FRAMs Fit Wearable Electronics Like a Glove

Ferroelectric-RAM (FRAM) memory is widely used in industrial control systems, industrial automation, mission-critical space applications, high-reliability military, and various automotive applications. The characteristics of FRAM that suit it for these applications also make FRAM a viable technology for wearable applications because of additional inherent attributes—low power and high endurance (Fig. 1).

A major consideration for electronic wearable designs revolves around reducing total power consumption while increasing reliability. Designers must add functionality while simultaneously shrinking the system’s power budget to achieve longer battery life. At the same time, though, embedded software is becoming larger and more complex, requiring more memory and thus further stressing the power budget.

Most of today's MCUs come equipped with two common types of memories: flash and SRAM. Flash is relatively slow and supports a limited number of write cycles.  However, it’s non-volatile and therefore is used to hold slow-changing data, such as application code. By comparison, SRAM is fast and has unlimited write cycle endurance. Its volatile nature means it can only hold temporary data.

Choosing an MCU can become complex when trying to accurately determine how little flash and SRAM will be required for an application. As system complexity increases and designers need to introduce external memory, often the first option that comes to mind is to add more flash or an EEPROM and, in certain rare instances, external SRAM.

Wearable-Design Considerations

Energy consumption, form factor, high endurance, and cost are key design parameters:

• High demand for data assimilation drives demand for memories.

• Memories increasingly impact component selection and bill of materials (BOM).

• Saving battery life and reducing recharge times are now critical differentiating parameters in the market.

A parallel-interface FRAM could also be a candidate for this application. FRAM has densities up to 4 Mb and offers high-speed performance (90-ns access time) with very low active write and read currents. Since FRAMs are inherently non-volatile, they can be power-gated (off) when not in use or when the MCU goes into sleep mode.

A similar problem arises for data storage, typically implemented in a serial flash (Table 2). Flash is the prevalent storage memory, mainly attributed to the low cost per megabit and larger densities available. However, flash has a major drawback in terms of energy consumption when writing—it drains batteries faster. Many developers try to partition flash and use an EEPROM that consumes less energy (i.e., write infrequently to flash and use EEPROM as a front-end for heavy writes). EEPROM standby and active modes consume lower currents than flash.

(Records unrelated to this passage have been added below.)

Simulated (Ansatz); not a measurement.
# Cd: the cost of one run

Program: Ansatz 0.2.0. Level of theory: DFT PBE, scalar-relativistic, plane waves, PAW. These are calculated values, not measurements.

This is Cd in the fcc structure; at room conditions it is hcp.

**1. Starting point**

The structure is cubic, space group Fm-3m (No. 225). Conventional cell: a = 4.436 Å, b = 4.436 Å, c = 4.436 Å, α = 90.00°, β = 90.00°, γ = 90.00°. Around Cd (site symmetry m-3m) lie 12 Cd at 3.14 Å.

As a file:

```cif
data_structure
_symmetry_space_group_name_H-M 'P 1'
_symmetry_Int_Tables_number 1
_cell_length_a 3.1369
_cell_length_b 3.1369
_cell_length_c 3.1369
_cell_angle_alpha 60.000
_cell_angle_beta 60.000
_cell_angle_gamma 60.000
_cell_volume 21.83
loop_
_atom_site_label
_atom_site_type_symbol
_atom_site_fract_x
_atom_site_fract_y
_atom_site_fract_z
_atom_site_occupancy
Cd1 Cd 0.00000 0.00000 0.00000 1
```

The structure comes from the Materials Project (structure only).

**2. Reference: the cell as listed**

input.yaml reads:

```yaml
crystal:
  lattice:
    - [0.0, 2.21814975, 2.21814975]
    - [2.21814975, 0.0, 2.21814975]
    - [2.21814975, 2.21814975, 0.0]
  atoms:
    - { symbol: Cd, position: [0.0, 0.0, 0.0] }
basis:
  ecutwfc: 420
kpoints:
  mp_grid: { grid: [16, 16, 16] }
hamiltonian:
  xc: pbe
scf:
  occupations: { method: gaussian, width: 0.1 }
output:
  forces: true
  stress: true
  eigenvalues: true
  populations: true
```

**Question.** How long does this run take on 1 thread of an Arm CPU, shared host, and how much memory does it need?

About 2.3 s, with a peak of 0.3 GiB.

Another approach for such scenarios is an external serial interface FRAM with addressing capabilities, high speeds (40-MHz SPI), low active energy consumption (typically less than 100 µA/MHz) and densities up to 4 Mb. There are two principal advantages of serial FRAMs over MRAM, EEPROM, and flash-based memories (Fig. 2). First, when writing to FRAM, power consumption is multiple orders of magnitude better than other non-volatile memories. Second, its write endurance is near infinite. Simplifying the decision is the fact that FRAMs are usually available in packages similar to those of EEPROMs and flash.

Write Endurance Comparisons

Wearable electronic devices try to conserve energy to maximize battery life. Such applications rely on small bursts of energy that provide power in short time intervals. As a result, the MCU is usually very tight in terms of how many lines of code can be executed before power is lost.

Flash-based applications pay a premium in power, not only because of higher average power while accessing the flash, but also because of higher peak power during flash write events. This peak power is mainly due to the usage of a charge pump, which causes values to climb up to 7 mA, making non-volatile writes virtually taboo in the wearable electronics world.

FRAM has no charge pump; therefore, it doesn’t have high-current writes (Fig. 3). The average power when writing to FRAM is the same as when reading from, or executing out of, FRAM. There’s no penalty for non-volatile writes, making FRAM a truly flexible option for energy-saving applications.

Combine RAM and ROM in a Single Memory

Design engineers working on embedded systems usually select memories based on what they intended to store in it. Typical executable code is stored in nonvolatile memory, while data is stored in volatile memory (except for archival purposes).  Most embedded systems, however, still maintain the traditional mix of memory technologies with applications.

Applications for memory technologies generally split between executable code and data tasks. ROM-based technologies, including mask ROM, OTP-EPROM, and NOR flash, are non-volatile. Thus, they’re oriented toward code storage applications.

Other derivatives of ROM technology, including NAND flash and EEPROM, can serve as a non-volatile data memory.  These come at a compromise, since they perform both code and data storage with low performance relative to alternatives. Flash’s main virtue for data is its low cost, rather than ease of use or performance for data storage.

RAM-based technologies such as SRAM serve as data memory and as working space for code execution when flash is too slow. RAM provides an excellent blend of code and data functionality, but ordinary RAM offers only temporary storage.